Unfortunately, I was unable to attend the first debate today. The following are reports of the event. If you click and read just one of the links, I suggest that you click the last report from the Fighting 29th. They were there and offer an extensive, inclusive report.
Candidates Kuhl, Massa Debate (Video of news report available)
Democrat Eric Massa took more jabs at President Bush than he did Republican Randy Kuhl. Massa said, “We need to change the direction we’re headed.”Kuhl focused on delivering locally.
He said, “I held a town meeting in each one of the 145 towns in the congressional district each year.”
In fact, some of Kuhl’s responses seemed made-to-order for his opponent’s campaign commercials, including a comment he made about the federal response to Hurricane Katrina.
Kuhl’s supporters defended his stumbles as proof that he’s not a slick politician, but rather — just a regular guy.
The candidates were asked questions about health care, the $8 trillion federal deficit, stimulating manufacturing jobs in upstate New York.”This country is off course, and we need to change the direction it is headed,” Massa said.
Kuhl said he supported our efforts in Iraq.
“I firmly believe this is a war on terror, against terrorists, and we need to fight this on their shores rather than ours,” he said.
From the opening statement to the last word, it was Eric “Look at the World” Massa vs. Randy “Look at the District” Kuhl. After subtly pointing out that the Mayor of Canandaigua was a supporter, Massa began by saying that the election was about staying the course or changing course. Kuhl began with a recitation of his local boy resume peppered with a few Canandaigua references.
Finally, and not one moment too soon, it was time for closing remarks. Massa repeated the stay the course vs. change argument, and pointed very gently in the direction of l’affair Foley: “Absolute power corrupts absolutely” and “headlines we don’t want to explain to our children”. Nothing direct. He got a round of applause from his supporters, who had packed the room.

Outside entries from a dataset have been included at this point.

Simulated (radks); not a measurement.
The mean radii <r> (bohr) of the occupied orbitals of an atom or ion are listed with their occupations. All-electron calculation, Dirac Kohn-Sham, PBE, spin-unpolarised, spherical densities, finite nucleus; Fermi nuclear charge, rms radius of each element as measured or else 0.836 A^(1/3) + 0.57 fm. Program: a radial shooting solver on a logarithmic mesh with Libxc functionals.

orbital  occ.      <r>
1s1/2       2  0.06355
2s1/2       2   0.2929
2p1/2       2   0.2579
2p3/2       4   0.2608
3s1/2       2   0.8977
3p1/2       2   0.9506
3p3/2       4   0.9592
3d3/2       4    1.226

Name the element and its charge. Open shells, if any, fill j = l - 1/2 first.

[Kuhl] Then, for the first time of the day, he showed what a total minefield this election has become for a Republican incumbent. He started listing accomplishments and mentioned the response to Katrina as one of them, which got a guffaw from the Massa supporters in the audience. Kuhl pointed out the amount of money that Congress had appropriated, and how quickly it had been done, apparently oblivious that the real issue wasn’t the money available, but how it was spent. Overall, though, the theme of his summary was that he went to Washington to represent and to change things, not to make friends. He’s country, not DC.